Debt-Laden Berlin Goes to Court For Federal Aid
April 29, 2006Thilo Sarazzin knows Berlin's financial state better than most people and the picture he's painting is not a pretty one.
"If Berlin were a private company, the city would have gone bankrupt long ago," said Sarrazin, who is in charge of a growing, 60 billion-euro ($74.7 billion) debt burden as the city state's finance minister.
Together with Berlin Mayor Klaus Wowereit, Sarazzin this week began trying to convince Germany's highest court to order the federal government and other German states to help repay the capital's debt.
Berlin officials base their case on a 1992 ruling by the court that forced the federal government to help out the states of Bremen and Saarland, who were also struggling to cope with high debt. Germany's constitution requires states and the federal government to help each other in case of financial problems.

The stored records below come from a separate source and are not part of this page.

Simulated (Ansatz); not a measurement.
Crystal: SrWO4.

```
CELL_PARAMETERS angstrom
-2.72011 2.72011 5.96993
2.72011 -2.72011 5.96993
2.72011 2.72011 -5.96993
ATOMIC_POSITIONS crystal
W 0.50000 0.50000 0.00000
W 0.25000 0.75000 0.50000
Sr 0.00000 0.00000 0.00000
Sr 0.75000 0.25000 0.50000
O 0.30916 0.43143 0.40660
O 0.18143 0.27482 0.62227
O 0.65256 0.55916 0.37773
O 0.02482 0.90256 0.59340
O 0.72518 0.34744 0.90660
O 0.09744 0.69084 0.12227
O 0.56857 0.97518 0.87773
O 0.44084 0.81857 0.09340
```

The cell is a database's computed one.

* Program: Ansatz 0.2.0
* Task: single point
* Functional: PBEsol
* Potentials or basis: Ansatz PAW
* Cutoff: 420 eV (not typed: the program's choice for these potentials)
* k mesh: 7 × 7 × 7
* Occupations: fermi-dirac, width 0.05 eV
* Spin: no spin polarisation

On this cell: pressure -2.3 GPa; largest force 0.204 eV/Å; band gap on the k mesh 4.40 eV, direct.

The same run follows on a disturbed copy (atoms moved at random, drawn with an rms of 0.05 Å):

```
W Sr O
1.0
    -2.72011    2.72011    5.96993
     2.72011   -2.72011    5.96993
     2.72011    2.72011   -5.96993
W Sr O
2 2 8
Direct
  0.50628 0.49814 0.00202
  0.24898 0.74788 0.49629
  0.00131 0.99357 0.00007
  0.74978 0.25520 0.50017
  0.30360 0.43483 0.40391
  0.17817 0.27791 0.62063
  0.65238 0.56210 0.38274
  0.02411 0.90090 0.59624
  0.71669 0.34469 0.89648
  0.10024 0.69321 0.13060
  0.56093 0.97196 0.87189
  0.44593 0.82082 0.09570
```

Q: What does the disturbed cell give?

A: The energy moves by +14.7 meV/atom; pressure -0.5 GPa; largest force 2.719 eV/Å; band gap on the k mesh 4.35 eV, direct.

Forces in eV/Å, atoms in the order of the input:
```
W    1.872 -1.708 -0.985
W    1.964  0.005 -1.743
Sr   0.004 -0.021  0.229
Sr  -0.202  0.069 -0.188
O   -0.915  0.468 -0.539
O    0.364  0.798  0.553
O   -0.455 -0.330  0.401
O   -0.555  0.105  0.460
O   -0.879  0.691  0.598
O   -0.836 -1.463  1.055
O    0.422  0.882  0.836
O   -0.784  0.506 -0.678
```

"We cannot climb down from this debt mountain alone," Wowereit told judges at the Federal Constitutional Court, adding that his government had done everything it could to save costs. "Now we need federal solidarity."
Living beyond its means?
But the German government and most of Wowereit's fellow state premiers see things differently. They argue that Berlin has only itself to blame for its financial problems. They also say that the city continues to live beyond its means, citing the upkeep of three universities, three opera houses and six housing authorities as examples. Berlin should keep privatizing before asking others for money, they say.
"More should be saved, and there should also be efforts to capitalize on property holdings that Berlin still has," Gerhard Stratthaus, the finance minister of the southwestern state of Baden-Württemberg, recently said in a radio interview.
Sarrazin counters that the city has already done more to cut costs than others: While expenditures of Germany's states on average rose by 3.3 percent during the last decade, Berlin has lowered them by 11 percent over the same period. More than 70,000 municipal jobs have been eliminated and more will disappear in the future, Sarrazin said.
"We have to do everything we can," he said, adding that the city has virtually exhausted its options to save money. The city has to pay 2.5 billion euros in annual interest payments alone.
Problems rooted in postwar period
Sarrazin hopes that federal judges will honor Berlin's efforts to deal with its debt -- the origins of which can be traced back to the city's special status after the war.
Almost all companies turned their back on West Berlin after 1945 and moved their headquarters to West Germany. Siemens moved to Munich and Frankfurt's emergence as Germany's financial capital only became possible because of Berlin's demise.
After the fall of the wall, the state-owned businesses in the eastern part of the city collapsed as well. The city government remains Berlin's most important employer and prevents the city's unemployment rate of some 20 percent from climbing even higher.
Banking on research and culture
Considering the city's lack of major industry, Berlin supporters say the capital should focus on research and culture as sectors to secure its economic survival.
"Berlin doesn't have mines, Berlin doesn't have an industry -- it has culture and is Germany's intellectual center," said Peter Raue, a lawyer and art patron, who helped bring the hugely successful "MoMA in Berlin" exhibition to the city in 2004.
But Berlin critics argue that Berlin should stop demanding money by arguing that it needs to shine as Germany's capital.
"I think the rest of the republic would be very happy if Berlin would fulfil its obligations as a capital by allowing the federal government to do a good job," said Claudius Seidl, a journalist who regularly writes about Berlin's lack of style. "Everything else is not that important."
Federal judges are expected to issue a ruling by the summer.